Ian Kime is a fine artist focused on painting, performance, and installation and he wants to bring his unique viewpoint to Indy’s bourgeoning art scene. Noticing an upsurge of indie artistic talent around Indianapolis he decided to create an art space – Untitled #2827 – for local artists to display their work. Focusing on contemporary art, Kime hopes to the space will provide much needed exposure to little-known and up-and-coming artists. The gallery opens its doors for the first time this Friday, January 5th, 4-8pm with an exhibit by Alec Stewart titled A Thousand Winter Deaths (Pt.II).
Julie Valentine: Tell me a little bit about yourself and your background.

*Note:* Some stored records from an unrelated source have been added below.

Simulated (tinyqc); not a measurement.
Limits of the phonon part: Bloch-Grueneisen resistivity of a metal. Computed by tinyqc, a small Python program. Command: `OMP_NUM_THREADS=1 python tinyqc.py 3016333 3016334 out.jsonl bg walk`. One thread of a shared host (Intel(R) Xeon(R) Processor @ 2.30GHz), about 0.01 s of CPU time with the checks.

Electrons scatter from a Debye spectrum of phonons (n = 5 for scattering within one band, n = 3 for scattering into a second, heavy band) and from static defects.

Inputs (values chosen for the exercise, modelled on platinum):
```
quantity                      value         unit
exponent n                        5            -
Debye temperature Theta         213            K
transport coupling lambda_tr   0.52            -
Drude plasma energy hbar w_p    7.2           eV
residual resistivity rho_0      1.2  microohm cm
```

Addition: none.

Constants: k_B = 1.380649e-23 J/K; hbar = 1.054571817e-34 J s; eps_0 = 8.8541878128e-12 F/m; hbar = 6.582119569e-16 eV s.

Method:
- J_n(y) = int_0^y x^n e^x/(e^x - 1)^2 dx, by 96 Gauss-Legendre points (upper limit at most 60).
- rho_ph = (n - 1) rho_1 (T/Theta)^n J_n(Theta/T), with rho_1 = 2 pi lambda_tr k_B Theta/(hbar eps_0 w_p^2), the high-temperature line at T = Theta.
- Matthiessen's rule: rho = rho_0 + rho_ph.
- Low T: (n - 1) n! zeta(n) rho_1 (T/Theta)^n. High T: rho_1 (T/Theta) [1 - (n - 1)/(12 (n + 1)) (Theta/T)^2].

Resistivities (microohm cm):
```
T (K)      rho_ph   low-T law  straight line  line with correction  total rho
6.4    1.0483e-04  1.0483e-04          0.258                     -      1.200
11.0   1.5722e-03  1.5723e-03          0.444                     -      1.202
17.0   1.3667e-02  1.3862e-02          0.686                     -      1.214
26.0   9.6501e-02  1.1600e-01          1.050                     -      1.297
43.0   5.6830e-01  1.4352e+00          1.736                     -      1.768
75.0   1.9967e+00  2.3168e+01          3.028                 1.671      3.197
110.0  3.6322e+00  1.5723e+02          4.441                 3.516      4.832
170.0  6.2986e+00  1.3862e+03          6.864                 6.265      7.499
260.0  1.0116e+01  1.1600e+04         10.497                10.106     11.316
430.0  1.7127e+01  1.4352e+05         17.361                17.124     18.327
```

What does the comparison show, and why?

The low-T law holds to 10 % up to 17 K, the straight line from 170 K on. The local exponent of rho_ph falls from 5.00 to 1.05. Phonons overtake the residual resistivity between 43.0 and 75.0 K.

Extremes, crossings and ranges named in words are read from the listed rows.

Ian Kime: I grew up in Indianapolis and attended St. Monica and Brebeuf Jesuit before studying Studio Art at Indiana University Bloomington. There I studied painting and art history with great teachers. From Eve Mansdorf and Tim Kennedy I learned how to see and to use my hands. From Tina Newberry I learned that seriousness could accomplish nothing without at least an equal dose of playfulness. From Caleb Weintraub and Tom Scicluna I learned about the contemporary art world and how to be a part of it. My greatest teacher was emeritus professor Barry Gealt who taught me everything I know about being an artist. I completed ¾ of my BFA before taking part in a partially grant funded artistic journey across the United Sates that saw me and fellow artist Heidi Wieland traverse the country as our artistic duo Cloud Preaser brought recess back to the masses in our unsolicited gift of giant P.E. parachutes. People from every corner of the country played with and colored on a dozen of these reminders of childhood. Cloud Preaser is what birthed my love of performance and installation art. Check out some of our past projects!
JV: What gave you the idea to open an art space and what kind of work do you represent?
IK: The idea to open Untitled #2827 was driven by a desire to keep alive and grow the strange and experimental scene that is possible in Indianapolis. We need resources for artists in this city to showcase and be witness to the unremunerated works of art that are so important to the contemporary art world. Not everything has a price tag. We are compelled to create, even when it is not an object to be bought, and we have to have an ecosystem here that is ready and willing to say “Yes, please, come do that here, we need it! Sit in front of a window and eat a can of beans, yell at a wall for four hours, scare me, make me feel something besides safe, have people judge you for what you are compelled to do! Please keep creating!” My favorite shows I have been to in the last year or so happen in the small homes of students where they feel free to explore their ideas without fear. I hope this trend continues, and I hope Untitled #2827 can add to their repertoire. Remember the grand music era of Indianapolis house shows? Let’s bring that feel back. That was fun; that was Indianapolis.
JV: What opportunities do you hope to provide to artists in the community? Why is this important?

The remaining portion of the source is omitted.